‘Millay Research Squad’ Organizes Last File Box During COVE Event


Charles A. Dana Professor of Religion Georgia Frank, along with student volunteers from her course “Death and Afterlife” and Professor of English Michael Coyle’s course “Modernist Poetry,” completed a multi-semester research project on Millay Arts during an event sponsored by Colgate University’s Center for Outreach, Volunteerism and Education (COVE). The Tuesday, April 18 celebration was marked by the sorting of the last box of files.

This culmination of research coincides with Millay Arts’ 50th anniversary. The organization — located about 140 miles from Colgate in Austerlitz, New York — offers temporary residency to artists across a multitude of disciplines to have an opportunity to concentrate solely on their work. Artists include visual artists, poets, writers and composers. The art colony hosts approximately 60 residents each year for their core residency program. This program comes at no cost to the artists; it is fully funded through grants, national endowment funds for the arts and private donations. 

The current group of researchers, dubbed the “Millay Research Squad,” joined with Colgate students from two previous semesters to complete this research project. On Tuesday nights throughout the duration of the project, students looked through physical files of information gathered about artists who resided at Millay Arts, uploading this information to an organized spreadsheet. This spreadsheet contains information concerning the duration of each artist’s stay at Millay, the work they produce and information to contact them currently including their websites and email addresses. 

“My hope is that students take a plunge into discovering research as a way to feed one’s curiosity and to tell stories about fascinating and meaningful people,” Professor Frank said.

As students sifted through the files and uploaded information to the spreadsheet, Millay Arts’ Co-Director Monika Burczyk was available virtually to answer questions from the students and oversee the research process. Burczyk explained that this project was long overdue and that even the staff at Millay did not know what was in the files. Student researchers have found some notable works in the files — including some from playwright James Lapine, who wrote “Into the Woods” during his time at Millay. 

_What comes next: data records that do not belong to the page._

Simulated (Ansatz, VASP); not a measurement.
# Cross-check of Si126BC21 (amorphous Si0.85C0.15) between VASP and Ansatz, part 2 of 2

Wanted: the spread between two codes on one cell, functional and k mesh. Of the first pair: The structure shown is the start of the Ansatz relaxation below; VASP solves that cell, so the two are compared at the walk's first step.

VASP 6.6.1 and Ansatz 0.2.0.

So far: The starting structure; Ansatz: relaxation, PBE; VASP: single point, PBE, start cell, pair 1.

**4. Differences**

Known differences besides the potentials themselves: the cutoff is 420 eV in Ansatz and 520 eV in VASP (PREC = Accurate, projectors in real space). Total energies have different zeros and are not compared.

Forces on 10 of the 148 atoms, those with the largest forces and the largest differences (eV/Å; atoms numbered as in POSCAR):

First-year Abby Harn noted that she enjoyed finding unexpected items in the files, such as slides of the artists’ work and photos of the artists. She described how putting these tangible pieces together with information found online creates a complete picture of the artists today.

“It’s sad when you look up a person and can’t find any trace,” Harn said, “to me, this screams that they stopped their practice. I like to see that they continued on and Millay supported their endeavors.”

Junior Joseph LaMuraglia found the research engaging and a nice break from traditional academic coursework. 

“It’s almost like being in an ‘Indiana Jones’ movie,” LaMuraglia said, “The internet comes second. As an anthropology major, most of my experience with research has been online. It’s nice to be able to physically flip through the files to look for information.”

Over the last three semesters, students compiled a digital database of 2,435 artist alumni. While compiling information about the artists, students also found slides, photos, poems and personal notes in the files. Frank emphasized the need for further work to be done with the project.

“As these were some of the most thrilling discoveries for our volunteers, it would be great if Colgate students could be involved in digitizing, further researching, and creating metadata for them,” Frank said. 

Due to her research work with Millay Arts, Frank will be recognized with a Faculty/Staff Engagement award from the COVE in May.